The world of large-format printing continues to evolve and experience rapid growth and change as new technologies come to market and as demand for these products increases. It takes time to understand this large-format market, and so we share with you the pros and cons of some of these printing technologies and how they relate to the graphic arts printing market. The large-format printing market consists of three distinct segments:
Technical printing – which includes architectural, GIS, engineering, and construction documents
Production printing – which includes posters, signs, trade-show exhibits and banners
Large-format creative printing – which includes prepress, photography, and fine art printing.

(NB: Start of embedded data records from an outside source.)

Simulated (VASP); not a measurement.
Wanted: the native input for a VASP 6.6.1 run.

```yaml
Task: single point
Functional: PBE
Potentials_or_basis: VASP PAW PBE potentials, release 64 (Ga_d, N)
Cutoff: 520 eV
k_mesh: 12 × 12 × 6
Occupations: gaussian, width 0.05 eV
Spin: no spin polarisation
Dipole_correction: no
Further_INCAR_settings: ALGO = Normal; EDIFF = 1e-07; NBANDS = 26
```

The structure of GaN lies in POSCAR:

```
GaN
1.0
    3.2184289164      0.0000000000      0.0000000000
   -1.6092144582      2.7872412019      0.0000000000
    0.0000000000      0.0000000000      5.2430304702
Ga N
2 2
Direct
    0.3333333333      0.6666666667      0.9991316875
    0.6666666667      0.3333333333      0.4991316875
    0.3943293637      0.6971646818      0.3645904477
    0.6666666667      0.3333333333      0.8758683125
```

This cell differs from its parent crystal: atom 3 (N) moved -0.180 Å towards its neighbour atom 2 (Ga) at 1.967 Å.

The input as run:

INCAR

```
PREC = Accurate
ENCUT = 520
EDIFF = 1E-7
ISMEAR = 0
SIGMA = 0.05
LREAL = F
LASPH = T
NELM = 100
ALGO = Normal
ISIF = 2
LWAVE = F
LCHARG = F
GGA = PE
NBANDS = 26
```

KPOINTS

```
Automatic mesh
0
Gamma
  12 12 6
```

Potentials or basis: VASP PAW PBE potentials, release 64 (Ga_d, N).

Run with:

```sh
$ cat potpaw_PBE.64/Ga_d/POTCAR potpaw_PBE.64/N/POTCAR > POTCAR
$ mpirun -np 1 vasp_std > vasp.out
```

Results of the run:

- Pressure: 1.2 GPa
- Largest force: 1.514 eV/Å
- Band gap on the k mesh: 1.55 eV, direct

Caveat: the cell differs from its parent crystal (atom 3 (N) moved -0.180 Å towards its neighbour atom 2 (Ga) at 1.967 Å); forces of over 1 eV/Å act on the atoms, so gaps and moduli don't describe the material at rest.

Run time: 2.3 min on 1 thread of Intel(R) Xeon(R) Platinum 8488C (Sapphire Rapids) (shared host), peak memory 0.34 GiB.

Today we will focus on the graphic arts market. InfoTrends reported some time ago that 86% of large-format printing was sent out to copy shops and pay-for-print service providers. This represents a huge opportunity for print companies, but the big question is which technology to invest in. Let’s look at some of these different inkjet printing technologies.
Aqueous Inkjet Printing
The worldwide wide format aqueous inkjet market is a fairly mature market and represents 78% of all large-format printers sold in 2012.
PROS: Aqueous printers use a water-based ink that is environmentally friendly. You can set these printers up in any office environment with no harmful fumes. These printers plug into a regular electrical outlet and require no special ventilation. Aqueous printing still produces the finest resolution. Getting good quality colour reproduction out of the box, is much easier with an aqueous printer and manufacturers such as Canon have introduced a 12 colour pigmented ink set, which boast the largest color gamut available. A big plus is that these printers are relatively inexpensive to purchase.
CONS: Aqueous printers require a special coating on the media for ink to adhere properly for graphics applications. Paper and ink can be a little more expensive to run on these printers.
Canon, Epson, and Hewlett-Packard have all launched new systems to increase speeds and improve resolution and image quality. They also use new ink formulations to expand the colour gamut and improve short-term outdoor durability. These printers are generally used to produce printing for prepress/proofing, professional photographers, fine art, indoor signage and short-term outdoor banners and signage.
Latex Inkjet Printing
The latest developments in the inkjet ink field are the latex inks and resin-based inks. Both ink systems use water as the main ingredient but the carrier for the pigments is either latex or resin-based. Latex inkjet printers using these types of inks also need heaters built into the printer, so the media becomes receptive to the ink and also to allow the ink to dry properly.
PROS: Since the inks are water-based there is no need for extra ventilation to remove any harmful substances emanating from the printer. The water-based formulations of latex inks reduce the impact of printing on the environment. They produce durable printing for outdoor and indoor applications. Prints look very good for signage applications.
CONS: Latex printers require preprint and postprint heaters to cure the media, resulting in higher energy consumption compared to other inkjet technologies. Some substrates may buckle under the higher temperatures.
HP first came to the market with this latex technology, but Mimaki and Ricoh have also now joined the fold. Mimaki claims the drying temperature of their new model is below 60°C, while the HP printers need around 120°C, which implies lower energy consumption for the Mimaki Latex printer.
Solvent Inkjet Printing
PROS: Solvent printers produce a very durable, scratch resistant product that is typically used for outdoor applications such as banners, vehicle graphics, etc. They print on uncoated materials and essentially “etch” the surface of the material to bond securely to the substrate.
CONS: First and foremost are the fumes. You have to have good ventilation if you’re running a hard solvent machine. Complete drying can be an issue for vinyls that need to be laminated.
UV-based Flatbed printers
UV-curable printers, unlike aqueous or solvent printers, use ink where the carrier is not evaporated and the ink doesn’t dry – it is cured using an ultraviolet light.
PROS: UV printing does not require coated media, resulting in cost savings on many materials. UV-curable ink essentially dries (cures) almost immediately and is very durable outdoors. UV-curing inks can print onto just about any substrate like foam board, wood, cardboard, glass, vinyls and much more.
CONS: UV inks are less conformable to media that stretches such as vinyl for vehicle wraps. The main con of UV is that UV ink does not dry flat on the media. Because of that, a perfectly dried UV-printed image is going to have a matte look to it. While the gamuts of UV machines have made great strides in the past several years, they’re still not in the league of solvents, or (in some cases) latex. Good UV machines are expensive.
Whichever inkjet printer you decide on, make sure you have a well defined market for its capacity before signing on to buy.